Monday, June 5, 2023

Rom. 1:18-32, What do ya’ know: Man is Sinful (4)

d)    The entire human race, upon birth, are sinners.  We are not fundamentally good; we are fundamentally evil.  Let’s consider some questions related to this truth.

i)      Isn’t it unfair that we are guilty because of Adam’s sin?  My answer is “no; it is actually a work of God’s grace for all mankind.”  Let me explain.  If I was like Adam, born without a sin nature, but then in my heart did the same thing Adam did in failing to trust God, I would have needed a Savior just like Adam did.  In Gen. 3:15 God promised Adam and Eve that He would send a Savior, a human (the seed of the woman) to crush the work of the Devil.  But I also would need a Savior.  And honestly, so would you.  We all would have needed a Savior.  But, as it turns out, there can only be one Savior, God’s only begotten Son.  But if we all needed this Savior, He would have had to come to earth, live a righteous life, die in the place of Adam, and be raised to give Adam life eternal.  Then that Savior would have to do the same for every human who ever lived.  Instead, God worked in this way.  Adam was our representative in a way, standing in our place.  He sinned and the we became sinners in Adam.  Christ became the “second” or “last Adam,” also standing in our place.  He did His work once and through Him forgiveness and eternal life is offered to all who believe in Him.  It’s not just fair.  It makes perfect sense.

ii)   What about the “age of moral responsibility?”  First, the Bible is almost totally silent on this subject.  We believe that we are born in sin.  The parents not only give birth to a “body;” they give birth to a “soul” and that soul is sinful from the start.  David, in confessing his sin, said, I was brought forth in iniquity and in sin my mother conceived me (Ps. 51:5).  But the same David, when the child produced from his immoral relationship with Bathsheba died, said, I shall go to him, but he shall not return to me (2 Sam. 12:23).  Did he just mean he would also die, like the child?  Or that he would be reunited with the child?  If it’s the latter, we ask how can a child who is a sinner from birth be where David expects to spend eternity, in the presence of God (Ps. 23:6)?  One answer is that the child never came to a point in life where he was able to turn from or turn to the Creator; he had not reached the age of moral accountability.  Some have suggested the age 13 is that age, because it was a special age for Jewish children.  If this doctrine is true, I think I have noticed in my own children a point where it seemed they understood sin and guilt, and the ages were not all the same.  So again, this is not a well developed doctrine; it is more suggested by our belief in the love of God to make provision for infants in death.

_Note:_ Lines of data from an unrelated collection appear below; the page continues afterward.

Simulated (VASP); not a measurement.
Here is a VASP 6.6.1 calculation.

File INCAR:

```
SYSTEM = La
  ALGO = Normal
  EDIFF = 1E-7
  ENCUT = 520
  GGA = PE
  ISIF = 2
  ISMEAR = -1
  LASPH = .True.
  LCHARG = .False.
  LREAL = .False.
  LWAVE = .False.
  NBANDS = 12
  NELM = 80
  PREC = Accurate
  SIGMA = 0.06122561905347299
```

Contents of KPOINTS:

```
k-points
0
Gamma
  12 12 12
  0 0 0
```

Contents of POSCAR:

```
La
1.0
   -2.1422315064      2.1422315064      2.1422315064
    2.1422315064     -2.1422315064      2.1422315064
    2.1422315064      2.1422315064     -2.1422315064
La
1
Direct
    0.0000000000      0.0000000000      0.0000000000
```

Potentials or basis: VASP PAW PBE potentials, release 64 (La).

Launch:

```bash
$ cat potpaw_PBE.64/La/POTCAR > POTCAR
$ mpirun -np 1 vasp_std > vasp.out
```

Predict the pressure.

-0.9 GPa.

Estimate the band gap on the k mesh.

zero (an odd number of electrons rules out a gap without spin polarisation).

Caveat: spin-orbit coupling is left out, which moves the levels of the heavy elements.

iii)            What is meant by “total depravity?”  Biblically, two passages in Romans describe this concept.  First, there is the progression of the man away from God in Rom. 1:18-32.  Man refuses to glorify and thank God, becomes more focused on himself as “god,” so that God gives man over to greater and deeper sinfulness until the “man” looks like the description in v28-32.  The conclusion reached in 3:10-18 emphasizes the inability or unwillingness of any person to improve his situation or his relationship with his Creator.  It is not that every man is as sinful as he could be, or that he does not have a conscience or that he will not do good things in the sight of others. 

Our conclusion then is that the “image of God” is marred by the presence of sin.  Every aspect of our likeness to God is affected: the rational (we struggle to see things in the truth), moral (we choose behavior that is contrary to God’s will and that exalts ourselves instead), emotional (we struggle with feelings, even to the point of being ruled by them rather than ruling them), and the spiritual (we cannot have a relationship with the Creator apart from His work on our behalf).